Toby Young Toby Young

If you want an argument against state-school-only Oxbridge colleges, just look at me

My father was a Labour peer. So why should I have received special treatment when I applied to Oxford?

issue 29 November 2014

I read with some interest the proposal for Oxford and Cambridge to set up state-school-only colleges in the Guardian this week. As someone who was educated exclusively in the state sector, and then went on to Oxford and Cambridge, I have a special interest in this area.

I’m not in favour, obviously. The main objection is that if Britain’s two best universities set aside a quota of places for applicants from state schools they would effectively be saying that independent schools will always be better. That would be profoundly demoralising to those of us trying to raise standards in non-selective state schools. Comprehensives will only appeal to people from all walks of life, including the professional elite, if the education they’re providing is every bit as good as that at Rugby or Stowe. That won’t happen if you hold comprehensives to lower standards.

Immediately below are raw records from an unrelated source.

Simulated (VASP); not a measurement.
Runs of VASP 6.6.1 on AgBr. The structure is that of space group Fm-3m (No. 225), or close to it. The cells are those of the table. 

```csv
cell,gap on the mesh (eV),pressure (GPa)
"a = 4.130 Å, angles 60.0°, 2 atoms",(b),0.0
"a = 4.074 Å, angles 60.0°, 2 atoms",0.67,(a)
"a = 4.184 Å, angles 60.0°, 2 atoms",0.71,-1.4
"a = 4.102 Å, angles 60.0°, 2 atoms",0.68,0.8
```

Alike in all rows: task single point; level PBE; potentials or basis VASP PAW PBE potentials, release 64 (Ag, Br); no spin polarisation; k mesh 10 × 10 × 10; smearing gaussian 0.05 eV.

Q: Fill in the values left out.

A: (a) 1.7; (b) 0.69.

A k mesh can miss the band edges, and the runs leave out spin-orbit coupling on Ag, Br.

Some people will accuse me of hypocrisy because I was the beneficiary of positive discrimination. I applied to Brasenose because it had introduced a scheme to attract candidates from state schools and, after a gruelling interview, I received a low conditional offer. Nevertheless, I’m a good illustration of why such positive discrimination is wrong-headed. My father was a Labour peer and when I applied to Oxford I was at a grammar school on the edge of Hampstead Heath. I didn’t deserve special treatment, yet if Oxford and Cambridge set aside places for state school applicants it would be those like me who’d gain, not children on free school meals.

The notion of creating state-school-only colleges is particularly daft. The author of the Guardian proposal said it would be no different from having all-women colleges, but omitted to mention that these are on their way out.